Are the “Birth Pangs” of a New Middle East Finally Here?

Aerial view of the Pearl-Qatar island in Doha (detail).

26 JUNE 2026 • By Amal Ghandour

The war on Iran is a watershed moment, and may well prove to be the harbinger of a version of the Middle East unwanted by the United States and Israel.

On September 27, 2024, Israel assassinated Hassan Nasrallah, the secretary general of Hezbollah. The strike that killed him came on the heels of several other coups, the most diabolical of which were the pager attacks that maimed thousands of the party’s civilian and military cadres, and scores of bystanders.

I was stuck in Dubai at the time, awaiting a seat on a flight back to Beirut. Three days after the assassination, I was having lunch with two close friends, both very keen political observers like me. The three of us were flummoxed that Tehran, even after the assassination of Nasrallah, a man whose stature in Iran was equal to his in Lebanon, had reacted with inexplicable torpor. Hezbollah, for all to see, most importantly its hounded and beleaguered community, was being left to fend for itself against a ferocious assault.
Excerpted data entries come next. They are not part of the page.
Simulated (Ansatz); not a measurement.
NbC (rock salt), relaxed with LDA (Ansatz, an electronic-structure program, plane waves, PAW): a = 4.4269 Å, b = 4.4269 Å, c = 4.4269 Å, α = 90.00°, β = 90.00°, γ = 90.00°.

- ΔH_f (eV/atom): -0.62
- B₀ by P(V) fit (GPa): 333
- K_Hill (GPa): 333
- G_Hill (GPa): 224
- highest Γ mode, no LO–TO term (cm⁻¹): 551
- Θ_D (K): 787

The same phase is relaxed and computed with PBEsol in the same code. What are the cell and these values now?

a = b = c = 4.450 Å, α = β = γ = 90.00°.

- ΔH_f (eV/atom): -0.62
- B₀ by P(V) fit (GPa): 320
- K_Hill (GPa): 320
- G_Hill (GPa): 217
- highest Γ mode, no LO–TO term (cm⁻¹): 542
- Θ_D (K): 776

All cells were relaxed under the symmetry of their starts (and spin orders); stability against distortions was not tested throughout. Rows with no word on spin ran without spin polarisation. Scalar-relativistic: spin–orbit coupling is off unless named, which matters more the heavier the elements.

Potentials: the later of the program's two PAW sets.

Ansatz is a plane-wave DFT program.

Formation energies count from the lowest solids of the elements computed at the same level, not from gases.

The abandonment was baffling in its implications. My two friends went so far as to speculate that Iran might have sold out Hezbollah in some kind of secret deal with the Americans. I disagreed, telling them the Islamic Republic doesn’t forfeit invaluable strategic assets like the Lebanese resistance movement, in an arrangement with a mortal enemy known to blithely walk away from its commitments. Ali Khamenei’s timidity demanded another explanation. The most reasonable one to me was the Supreme Leader’s extreme reluctance to enter a war that would draw in the US. 


Aerial view of the Pearl-Qatar island in Doha through the morning fog - Qatar, Persian Gulf photo leonid andronov.jpg
Aerial view of Pearl-Qatar island in Doha through the morning fog, Qatar, Persian Gulf (photo Leonid Andronov).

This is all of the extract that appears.